Arthur K. Gilkey, 1926-1953

Publication Year: 1954.

ARTHUR K. GILKEY

1926-1953

Art Gilkey, elected to the Club in 1950, and a member of the Third American Karakoram Expedition, died August 10, 1953. In critical condition from thrombophlebitis suffered at an altitude of 25,500 feet on K2, he was lost in an avalanche which occurred during a valorous attempt made by the climbing party to evacuate him to safety.

Born in Colorado September 25, 1926, Art grew up in Ames, Iowa, where his father is a professor, and received his Bachelor of Science degree at Iowa State College in 1949, following a tour of duty with the Navy during World War II. Entering Columbia University, he was granted the M.S. degree for a thesis on structural geology done on the Juneau Ice Field during the summer of 1950. Prior to his death, Art had completed requirements for his doctorate, having compiled an excellent thesis entitled “Fracture Pattern of the Zuni Uplift.” His Ph.D. degree has been awarded posthumously.

Keenly interested in mountaineering, Art acquired valuable experience and technique as a guide for three seasons in the Petzoldt-Exum School of Mountaineering in Grand Teton National Park. In the summer of 1950 he joined the Juneau Ice Field Research Project and in 1952 was leader of its field party. A strong and capable climber, he rapidly proved himself a most valuable asset to expeditionary mountaineering.

Professionally, Art was a brilliant scholar and an excellent geologist. As a companion in the field, he measured up to the highest standards and demonstrated on all occasions his willingness to carry more than his share in any organized climbing or scientific effort.

His death was a severe blow to those who knew him. His strength of character, objectivity of purpose, and pleasant personality won him the affection and admiration of all those who worked or climbed in his company. His loss to the geology profession cannot be overestimated. His competence and field ability had marked him as a man with a great professional future.

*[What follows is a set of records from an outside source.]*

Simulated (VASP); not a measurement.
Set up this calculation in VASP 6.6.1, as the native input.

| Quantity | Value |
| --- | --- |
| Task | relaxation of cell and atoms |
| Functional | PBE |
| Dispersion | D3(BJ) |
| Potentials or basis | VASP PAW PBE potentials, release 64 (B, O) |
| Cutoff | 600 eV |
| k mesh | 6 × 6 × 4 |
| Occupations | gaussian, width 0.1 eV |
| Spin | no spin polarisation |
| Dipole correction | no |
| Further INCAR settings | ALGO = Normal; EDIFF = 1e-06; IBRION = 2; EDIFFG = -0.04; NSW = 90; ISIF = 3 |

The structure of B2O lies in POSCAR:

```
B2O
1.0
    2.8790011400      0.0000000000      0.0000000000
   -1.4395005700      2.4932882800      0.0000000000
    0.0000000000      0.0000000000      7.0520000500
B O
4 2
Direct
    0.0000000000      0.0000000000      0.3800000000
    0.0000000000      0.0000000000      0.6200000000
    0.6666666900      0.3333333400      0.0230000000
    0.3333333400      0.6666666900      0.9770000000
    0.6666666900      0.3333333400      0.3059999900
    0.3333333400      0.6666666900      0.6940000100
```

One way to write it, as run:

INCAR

To say that Art will be missed is entirely inadequate. In pursuit of his scientific and mountaineering objectives he lived up to the highest traditions of scientific research and expeditionary mountaineering.

Robert B. Forbes

Before the Third American Karakoram Expedition, I knew Arthur K. Gilkey as a lean athlete with springy step, quick, humorous eyes, and an enchanting smile full of health, good nature, and love of life. During the preparations for the expedition and the expedition itself, his companions were to know him better: for his thoughtfulness and self-effacing qualities, for his intellectual curiosity, for his courage, determination, and pleasure in new adventures. Art had great vitality and an attractive personality. His eyes would sparkle as he spoke of a new summit he had just seen or of some theory he was working on about the ice ships on the Baltoro Glacier. On K2 he was always doingthings for others, as when he descended 3000 feet from Camp V to Camp II to get mail, when it was my turn.

Art shared much of the reconnaissance on the Abruzzi Ridge of K2 last summer, especially between Camps II and III, and VII and VIII. His feat with Peter Schoening of cutting steps up the steep ice below Camp VIII, a route never made before, was an admirable piece of mountaineering. Had he lived and the weather permitted, he would almost surely have been a member of a summit team. His being suddenly stricken with thrombophlebitis at 25,500 feet on K2 seemed impossible. He had been in excellent physical condition throughout his stay in the Karakoram. Such an illness appears never to have occurred on any mountain or arctic expedition before, and it is very rare in such a young man. All one can say is that Art apparently had some physical defect which was aggravated by conditions on the mountain. Thrombophlebitis might have crippled him later and the results been just as tragic.

Art Gilkey was carried away by an avalanche while he was being evacuated from Camp VIII at 25,500 feet on K2 during a terrible monsoon storm. His illness had advanced to the point when his only chance of survival (a slim one) depended on our getting him to a lower altitude. His seven companions took desperate risks to try to get him down, and it was chance alone that they were not all beside him at the moment the avalanche carried him to his death.

The memorial cairn erected to Art by the expedition at the confluence of the Godwin-Austen and Savoia Glaciers looks over some of the world’s most magnificent country. It will long tell travelers to the world’s second highest mountain that a loved and admired geologist from Iowa died in the Karakoram. Hunza porters, Navy companions, professors, janitors, distinguished scientists, and mountaineers—all who knew him—join in mourning the death of one of the most lovable and promising young geologists of our times. His friends will be glad to know that Art Gilkey’s name has been proposed for a handsome glacier which Art explored as leader of the Juneau Ice Field Research Project. A collection of books in his name has been set up in the Geology Department at Columbia University, and it is hoped that a hut in his name will be built in Grand Teton National Park. Those of us who knew him will never forget him.